1. Price management with a data-based approach

Managing pricing policy with the support of real insights rather than intuition is a valuable tool for boosting sales at times of low demand while taking advantage of its increase during seasonal peaks. This is possible as long as the retailer can unify their data under common characteristics and without excluding any sales channel.

With this initial classification, where data is stored in data lakes, processed and used to feed machine learning models, it would be possible to:

  • Customize the discount or pricing policy based on the user: the data analysis is responsible for detecting common patterns and identifying customer clusters based on their previous online behavior as well as historical interests and purchases. This way, it is possible to design a strategy of promotions tailored to the types of users found and, therefore, with a greater probability of conversion.
  • Define prices by segments: in this case, the products and services’ catalogue as well as the price are set taking into account wider audience segments. For example, one option would be to have standardized prices for the majority of users, but also to integrate another strategy with more aggressive discounts aimed at those customers whose purchase engine is based on the price. Lastly, they would include premium offers with services or special features for those seeking extra security. 

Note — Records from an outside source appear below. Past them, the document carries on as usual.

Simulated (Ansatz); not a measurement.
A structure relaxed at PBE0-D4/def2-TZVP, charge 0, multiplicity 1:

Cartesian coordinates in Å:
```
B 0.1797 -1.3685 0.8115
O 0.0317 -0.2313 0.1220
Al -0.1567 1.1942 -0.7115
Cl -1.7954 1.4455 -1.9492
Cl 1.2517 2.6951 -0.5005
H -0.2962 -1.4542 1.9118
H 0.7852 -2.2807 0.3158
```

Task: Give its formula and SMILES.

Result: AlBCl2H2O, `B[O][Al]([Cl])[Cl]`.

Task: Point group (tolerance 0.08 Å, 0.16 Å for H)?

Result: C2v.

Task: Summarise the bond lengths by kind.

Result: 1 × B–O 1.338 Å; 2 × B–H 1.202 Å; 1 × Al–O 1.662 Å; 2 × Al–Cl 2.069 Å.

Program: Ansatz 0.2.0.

2. Customized e-commerce upselling and cross-selling recommendations

One of the great references in these data science techniques is Amazon and its advanced algorithm to show recommendations to marketplace users. In this sense, the most established machine learning models are designed to:

  • Offer an improved version of the chosen product (upselling).
  • Recommend other products related to the purchased item such as a fitness ball with its air pump.
  • Suggest items that similar users have purchased at the same time. This is something very common in fashion e-commerce, where the aim is to boost the sale of complete outfits.

The advantage of using machine learning to manage these recommendations is gaining efficiency by not needing to run hundreds of A/B tests to make decisions: it is the algorithm itself that determines which products to show each user in a personalized way. This is achieved by submitting the model to prior training, in other words, it is necessary to classify the data beforehand and set traits that relate the items to each other. After the implementation, these algorithms refine the selection of recommendations and optimize it constantly. They become very precise, as they are fed by an increasingly extensive data history that allows them to thoroughly analyze user reactions to suggestions.

Los modelos de machine learning son capaces de relacionar artículos a partir de patrones

3. Advanced attribution models with machine learning

The complexity of users’ shopping routes in retail has grown due to the implementation of an omnichannel strategy in which the boundaries between online and offline actions are blurred; the increase in the number of sales platforms; and the emergence of new advertising environments such as TikTok. In marketing, the analysis of the buyer’s journey has always been a subject of study, but until now it was impossible to trace with such a high level of precision. Those responsible for this are the advanced attribution models with machine learning

The attribution models that work with machine learning record the user’s online behavior at all times. To do this, they integrate data collected from external platforms (for example, from advertising campaigns on different channels) and information from the site. Based on this realistic scenario, it is possible to control the profitability of each channel, redistribute budgets or evaluate the effectiveness of the affiliate network. Another advantage of this type of attribution model is its ability to detect fraudulent clicks.

Data science: a source of certainty for retailers

Making the right decisions has become crucial to the survival of many retailers, who are trying to make their way in a consumer environment deeply marked by uncertainty. For this reason, those retailers that apply these data science techniques in their e-commerce will be one step ahead of their competitors by being able to enrich the online experience of their users and have all the information to react to changes with flexibility and speed.